One of the most unexpected effects of last summer’s flood is how many of our neighbors have moved away. Some sold their houses not wanting to go though the process of filing insurance claims and restoring their houses (can’t blame them for that!). These houses have only recently been bought and work is just now beginning. One gutted their house and is trying to sell it now. Others restored their houses but are selling and moving.
This is happening all over the city. There is such a strange buying\selling situation where somehow everyone is coming out ahead. Contractors are buying flooded houses with cash and then restoring them and selling at market value. Minus the amount of time this is all taking (we are coming up on one year from the flood), ultimately this process should help stabilize our neighborhood. It’s fun seeing everyone getting new doors and windows, like we’re all getting face lifts.
Driving around the block now is disorienting, though. Some houses were quickly restored, have families living in them with beautifully landscaped yards. Others are sitting, gutted and abandoned, yards killed by piles of debris. Houses like ours fall somewhere in between. This past week, when we went to get our mail from the house, the kids and I noticed a neighbor’s FEMA trailer was taken out of their back yard. We all cheered for these neighbors we didn’t know but long to imitate — moving back into their house and getting out of sight of FEMA.
We bought our house almost five years ago. Only recently did we stick our heads out and meet any neighbors, however. It didn’t take long to learn to always wear a bra (you just never know). Checking your mail on our street was a social occasion; a quick trip down the driveway to put the trash at the curb could become an unexpected, delightful 15 minute conversation with a neighbor. Our girls found friends up and down the street to play with, which is really a gift for everyone, and they ran back and forth across the street. We knew which dogs to pet and which to leave be. From a cantankerous engine revving bright and early on a Saturday morning to the buzz of a drone in the evening after supper, we could hear the neighbors out and about, their lives overlapping our own in these small ways. Our little block struck a comfortable balance of being both quiet and unimposing but also comforting and safe. Some of our neighbors were in their houses since they were built in the late 70’s, some not as long, but all of them had been there longer than us. Our neighbors were established and knew the history. This was especially valuable last August when a neighbor from across the street knocked on our door, umbrella in hand, and asked “y’all know we’re going to flood?”

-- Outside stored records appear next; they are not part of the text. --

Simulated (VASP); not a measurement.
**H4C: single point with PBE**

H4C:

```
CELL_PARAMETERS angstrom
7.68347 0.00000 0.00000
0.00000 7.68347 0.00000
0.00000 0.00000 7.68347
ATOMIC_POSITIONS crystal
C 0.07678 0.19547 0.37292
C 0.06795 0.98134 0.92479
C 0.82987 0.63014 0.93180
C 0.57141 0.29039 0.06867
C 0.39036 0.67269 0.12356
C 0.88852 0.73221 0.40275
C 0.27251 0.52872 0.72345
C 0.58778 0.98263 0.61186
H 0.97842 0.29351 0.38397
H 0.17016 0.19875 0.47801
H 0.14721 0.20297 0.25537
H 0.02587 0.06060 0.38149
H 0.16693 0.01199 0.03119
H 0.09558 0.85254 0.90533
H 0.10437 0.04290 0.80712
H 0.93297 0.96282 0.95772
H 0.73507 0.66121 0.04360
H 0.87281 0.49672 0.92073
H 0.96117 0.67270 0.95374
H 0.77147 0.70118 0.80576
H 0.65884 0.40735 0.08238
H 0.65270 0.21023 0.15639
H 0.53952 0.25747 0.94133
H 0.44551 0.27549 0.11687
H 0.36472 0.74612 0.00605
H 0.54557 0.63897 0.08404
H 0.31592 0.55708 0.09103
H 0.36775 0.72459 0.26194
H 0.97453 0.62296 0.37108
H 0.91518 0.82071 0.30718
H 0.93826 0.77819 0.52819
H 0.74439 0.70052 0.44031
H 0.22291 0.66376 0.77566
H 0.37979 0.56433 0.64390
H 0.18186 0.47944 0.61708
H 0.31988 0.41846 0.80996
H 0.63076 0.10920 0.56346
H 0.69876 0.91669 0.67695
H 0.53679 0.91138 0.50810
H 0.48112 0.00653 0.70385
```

And now our little section on the street is dispersing. New cars come and go, new pets in and out. We are nervous, excited and anxious. Who will our neighbors be? Will they have kids? Will they take four years to say hello? Already there are new faces around when we go to work on the house. We haven’t stopped to introduce ourselves yet. I’m not sure I’ve seen the same new face twice; it’s unclear if they are the new homeowners or contractors. As the inside of our house becomes more familiar and inviting, outside the street feels foreign and deserted.
Our kids love to play outside, we don’t make a lot of noise, and, when we get chickens again, we can lend you eggs. Will you be our neighbor?